# DLS Course 2 - Week 1 - Checking your derivative computation

Hello,
This is my first post, so I take opportunity to thank all deepllearning.ai team for this great materials.

My question is concerning the slide “Checking your derivative computation” and the lim calculation and the justification behind saying that lim[ f(x+h)−f(x)/h] when h-> 0 is O(h) and lim[ f(x+h)−f(x-h)/2h] when h->0 is O(h2)

As in the first estimation, f(x+h)-f(x), from the taylor expansion f(x+h)=f(x)+f′(x)h+(1/2)f′′(x)h2+O(h3) we can rewrite also that [f(x+h)−f(x)/h] is O(h2). So any justification on why the estimation is different in both cases ?
Thank you

Hey @atriki,
Welcome to the community. I believe there is a small confusion regarding the below statement.

Prof Andrew is not exactly saying the above thing. Instead, he says that when we use the formula

lim _ {(x \rightarrow h)} \frac{f(\theta + \epsilon) + f(\theta - \epsilon)}{2 * \epsilon}

then, the error in the estimation of the gradient is of the order O(\epsilon ^ 2), but when we use the other formula, i.e.,

lim _ {(x \rightarrow h)} \frac{f(\theta + \epsilon) + f(\theta)}{\epsilon}

then, the error in the estimation of the gradient is of the order O(\epsilon). I hope this makes sense, since Prof Andrew demonstrated this explicitly in the lecture videos. If not, then please review the lecture videos once again.

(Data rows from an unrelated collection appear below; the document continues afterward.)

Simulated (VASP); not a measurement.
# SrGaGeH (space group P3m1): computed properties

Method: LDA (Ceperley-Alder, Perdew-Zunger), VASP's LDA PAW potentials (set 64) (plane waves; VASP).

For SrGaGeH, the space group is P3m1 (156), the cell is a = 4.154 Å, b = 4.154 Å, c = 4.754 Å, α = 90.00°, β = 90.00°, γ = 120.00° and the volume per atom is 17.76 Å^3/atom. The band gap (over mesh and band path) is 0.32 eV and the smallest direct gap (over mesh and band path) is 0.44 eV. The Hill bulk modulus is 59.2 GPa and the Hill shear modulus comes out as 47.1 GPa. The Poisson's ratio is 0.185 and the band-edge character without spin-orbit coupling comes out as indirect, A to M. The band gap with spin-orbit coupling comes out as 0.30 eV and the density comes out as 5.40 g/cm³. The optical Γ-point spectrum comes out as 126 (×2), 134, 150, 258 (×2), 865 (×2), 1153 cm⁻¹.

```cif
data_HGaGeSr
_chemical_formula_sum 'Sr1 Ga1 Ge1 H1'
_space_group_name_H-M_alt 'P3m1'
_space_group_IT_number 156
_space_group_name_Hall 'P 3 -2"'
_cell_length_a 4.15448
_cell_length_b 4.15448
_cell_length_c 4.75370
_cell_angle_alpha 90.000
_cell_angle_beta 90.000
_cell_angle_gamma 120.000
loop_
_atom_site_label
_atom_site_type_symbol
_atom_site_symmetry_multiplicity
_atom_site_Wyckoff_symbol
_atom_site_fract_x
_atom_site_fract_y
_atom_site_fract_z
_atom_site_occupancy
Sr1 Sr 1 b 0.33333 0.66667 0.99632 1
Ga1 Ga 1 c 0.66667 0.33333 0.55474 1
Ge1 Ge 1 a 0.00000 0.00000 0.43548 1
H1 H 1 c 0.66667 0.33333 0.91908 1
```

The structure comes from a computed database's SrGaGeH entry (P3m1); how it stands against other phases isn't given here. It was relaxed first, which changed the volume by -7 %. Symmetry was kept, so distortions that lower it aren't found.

Let us know if this helps.

Cheers,
Elemento

Hi Elemento,
Then is it possible please to have some some additional explanation (more mathematically) on why this difference in calculation to find the O(teta) and O(teta^2) ? Not only through specifc numbers calculations as explained during the course.
Thank you
Cheers,
Amine

Hey @atriki,
I guess there is still a small confusion. We don’t want the errors to be of the order O(\epsilon) and O(\epsilon^2), i.e., this is not something that we are aiming for. We are just using the different formulations to calculate the derivatives, and when we use these different formulations, these are the orders of the errors that we observe. I hope this helps.

Cheers,
Elemento

I would state it a bit differently: we’re trying to find the best algorithm for doing “finite difference” approximations to gradients, so we can use that to confirm that our gradient logic is correct. If you have a choice between a model that gives errors with O(\epsilon) and a model that gives errors of O(\epsilon^2), then it’s clear which one is superior, right? Remember that the whole point is that \epsilon is very small. What happens if you square 10^{-7}? Wait for it … it gets a lot smaller.

Now I realize that doesn’t really answer the fundamental question originally asked here, which is why the two different ways to compute finite difference derivative estimates have those error behaviors. That requires some math, but if you already know about Taylor Expansion you should be set for that. Here’s a document from Brown University which uses Taylor Series to show the behavior of one-sided and two-sided finite differences.

1 Like

Note that I did an edit to my previous reply to include a link to the derivation of why the two-sided finite differences behave better. Please have a look and see if that answers your question.

1 Like

Thanks a lot @paulinpaloalto Sir, for correcting my explanation, and the source that you have mentioned has indeed make this concept crystal-clear. As per the source, we can use other formulations as well, for making the error estimates even smaller.

Cheers,
Elemento

Thank you for the link and the answer. This is exactly what I tried to understand/find using the Taylor series expansions.